Every week here in the fishing reports of "The Fishing Line" many locations are given as to the whereabouts of the fish caught. Unless you’re familiar with some of them, or they are within your “domain” many people may not know where they are located or how to get to them. We have decided to make it easy for our readers to find these places and in turn also inform you as to what is caught and what time of year these species may be found there. Our first installment of the” HOT SPOT” series is Point Lookout’s Hole in the Bay.

WHERE IS IT. These locations mentioned in most of Scotty’s Fishing Station's (432-4665) reports each week are just five to 10 minutes from the docks of Point Lookout and directly opposite Lido Beach and the Town of Hempstead boat ramp. This area can be tricky and is used mostly by smaller boats and rental skiffs from Scotty’s. At low tide, the water shoals in some places and anything with a draft of more than 18 inches may have trouble in here. This popular fishing spot got its name from just what it is. A hole in Middle Bay. It actually is more like an extended channel in that it is long and narrow which makes for good chumming for flounder and fluke.
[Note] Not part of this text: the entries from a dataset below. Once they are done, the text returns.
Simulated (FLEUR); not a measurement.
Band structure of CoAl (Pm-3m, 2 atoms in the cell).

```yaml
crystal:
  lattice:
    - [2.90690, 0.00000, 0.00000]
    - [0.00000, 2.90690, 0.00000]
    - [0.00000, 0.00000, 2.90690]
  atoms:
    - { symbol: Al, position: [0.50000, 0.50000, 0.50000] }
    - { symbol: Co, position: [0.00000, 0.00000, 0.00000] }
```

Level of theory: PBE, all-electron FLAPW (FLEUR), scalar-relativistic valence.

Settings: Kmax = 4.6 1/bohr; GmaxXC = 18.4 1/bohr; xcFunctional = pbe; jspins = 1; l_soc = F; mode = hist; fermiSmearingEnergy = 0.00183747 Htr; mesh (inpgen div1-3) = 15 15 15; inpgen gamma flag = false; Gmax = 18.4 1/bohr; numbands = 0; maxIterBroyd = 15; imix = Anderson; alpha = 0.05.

To get to the Hole in the Bay you make your first right, west of the Point Lookout Bridge, into Sea Dog Creek. Staying between the buoy markers make you first left past the grass island on you’re left (Long Meadow Island) and hug the edge. This will put you in a stretch of water a few feet deep. This little channel extends along the edge of this grass island on the left a little more than half the island’ length. About halfway down this little cut, turn to the starboard and cut across. This should put you at the beginning edge of the Hole in the Bay. The depths here range between three feet at the southern end to about five or six feet depending on the tide, at the northern edge. The water here is clear and clean so watch for bottom or keep a steady eye on the depth finder. You’ll know when you reach any of the edges s water shallows quickly.

TURTLE CREEK. In getting to Turtle Creek, make the same right turn after the bridge, but follow Sea Dog Creek around to the right following the deeper water. This keeps you on the edge of Adler Island. Just past pole marker #9, Turtle Creek will be on your left. This creek is very shallow close to the end of the ebb tide and unless you are in a boat that drafts very little water, this may not be the place for you. The depths of the cut in Turtle Creek, even on the low tide range as deep as seven feet. It’s just getting through the creek that’s tough. However, big fluke and flounder are taken from the hole here all the time as the fish try to escape the noise and traffic of a busy day on the water.

SPECIES LIST. Most anglers fishing these areas target fluke and flounder as their main quarry. It is the first place fishermen look for both species when their respective seasons roll around. Both places make an ideal hangout for summer flatties as the opportunities to escape to deeper water off the flats is available and the makings for an easy ambush also enhance their chance of an easy meal. As for flounder, these deeper cuts allow them to take advantage of the flushing action of the shallows as the tide runs out serving them a smorgasbord of opportunity for meals off what soon will become mud flats at low tide. In these same areas I have also had very good success with the larger variety of snappers and last year I had so me small yellowtails and pilot fish crashing on the huge schools of spearing that run through these cuts and drains.

FISHING TECHNIQUES. Chumming here for flounder and fluke works wonders. As the tide recedes, fluke and flounder will congregate in this channel. Anchoring up current on either tide will allow the chum line to work it’s magic as it will be distributed through the length of the “hole”. As usual when fishing for winter flatties, clam or mussel chum is the ticket. I have chummed for fluke using canned cat food or bunker chum. Once anchored with the chum starting to disperse in the current. I will fan cast the area with bucktails or plain spearing on a leadhead. This technique has netter my fishing buddies and myself many fine catches in the past. One of the neat things about fluking is this type of situation is that you get to see the strike of the fluke as the bait nears the boat due to the shallow water.